Ma’ono Fried Chicken and Whisky
In transitioning from fancy-food Spring Hill to casual fried chicken joint, Ma’ono found a way to draw attention to the excellent collection of whiskies it had amassed, and the bar program rolled over easily to the new concept. Well-known bartender-around-town MiNan Ahn developed the menu, and embraces the wise words of Ma’ono’s website: “Fried chicken is pretty good. But it’s a helluva lot better with whisky.”
A Flower in the Hops at Ma’ono Fried Chicken and Whisky ($9)
The Screwdriver shed its boring skin and matured nicely into this beer-based beverage. The intensely hoppy Lucille IPA from local Georgetown Brewing matches up with the floral cues from the St. Germain. The sweet and tart both come from the fresh-squeezed orange juice, and the depth from the Maker’s Mark. A hefty drink that’s good enough to be a meal in itself, it rides the beer cocktail trend carefully, showing there’s room for spirits, too.

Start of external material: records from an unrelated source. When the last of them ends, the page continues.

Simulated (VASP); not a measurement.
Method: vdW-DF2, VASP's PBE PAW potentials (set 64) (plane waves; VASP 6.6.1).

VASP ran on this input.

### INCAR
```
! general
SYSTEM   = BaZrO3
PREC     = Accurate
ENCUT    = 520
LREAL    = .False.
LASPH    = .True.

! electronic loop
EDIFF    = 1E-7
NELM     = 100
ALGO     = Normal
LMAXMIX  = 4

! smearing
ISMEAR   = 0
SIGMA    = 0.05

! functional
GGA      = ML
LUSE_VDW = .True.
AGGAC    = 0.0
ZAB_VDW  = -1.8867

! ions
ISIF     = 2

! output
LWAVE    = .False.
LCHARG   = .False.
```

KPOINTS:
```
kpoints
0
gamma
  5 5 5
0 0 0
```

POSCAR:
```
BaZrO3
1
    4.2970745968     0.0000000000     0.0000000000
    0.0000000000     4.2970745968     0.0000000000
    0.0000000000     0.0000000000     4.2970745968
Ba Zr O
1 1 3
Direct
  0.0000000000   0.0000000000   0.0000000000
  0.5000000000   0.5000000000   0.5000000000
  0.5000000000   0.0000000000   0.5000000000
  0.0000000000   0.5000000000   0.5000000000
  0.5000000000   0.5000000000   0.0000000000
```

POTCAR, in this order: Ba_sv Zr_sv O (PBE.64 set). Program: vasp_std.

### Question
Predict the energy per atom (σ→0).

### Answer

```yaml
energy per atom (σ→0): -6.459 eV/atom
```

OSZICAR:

A Midwest themed restaurant owning a vaguely tiki-themed dive bar might seem odd, but with the closure of Shipwreck Tavern, the folks at Heartland knew better than to kill off the fish under the floor and let the pirate-ship-shaped room go waste. They’ve embraced the theme by serving classic tiki drinks along side Minnesota classics like the Hot Dish and a Juicy Lucy.
Pirate Booty Juice at The Benbow Room ($8)
It seems logical to drink Pirate’s Booty Juice in a pirate-ship-shaped room. With four kinds of rum (Bacardi, Captain Morgan, Malibu, and Meyer’s) and three kinds of juice (orange, pineapple, and cranberry), amaretto does the heavy lifting of smoothing out the alcohol, and it does the job well.
Feedback is so comfortable that it’s come to operate as a sort of living room for bar and restaurant industry folks, offering couches along with tables and bar seating, and pinball for when you feel like standing. The décor is black and metal, dark in color, but only in the happiest of ways: red highlights and shelves of home-made concoctions keep it bright.
Corrington Collins at Feedback Lounge ($8)
Named for a local who spent many an hour on a bar stool here, this drink’s pink color is misleading. In no way a girly drink, this mix of gin, house-made “cherry hooch,” mint, lemon, and Reed's ginger beer is a strong cocktail. The spice of the ginger beer foils the slight sweetness from the cherry, with that battle giving the whole drink a wonderfully complex nature.
Entering West 5 is a little like walking into a pinball game. It’s dark, long, and narrow, and at the end is a giant lit-up crown. Sure enough, the myriad of drink options will make you want to bounce back and forth between the many types of cocktails: the menu includes classics, martinis, giant rum drinks, thirst quenchers, warmers, and dessert drinks. The crowd here is similarly varied, with kids climbing on tables, regulars glued to the same stool since the place opened, and a boisterous post-work crowd at the bar.
Chartreuse Martini at West 5 ($7.50)
Like many of the drinks here, this cocktail is big, strong, and simple. Seagrams vodka bites down hard and is only mildly mellowed by herbal Chartreuse, which the menu highlights as the "house elixir." The cool glass—and a little dilution—smooths out some ragged edges and a light touch of a mint leaf brings things together. By the bottom of this double-sized doozy, you might question your ability to drive home, which, I suppose, is what makes West 5 such a great neighborhood bar—hopefully you’re walking.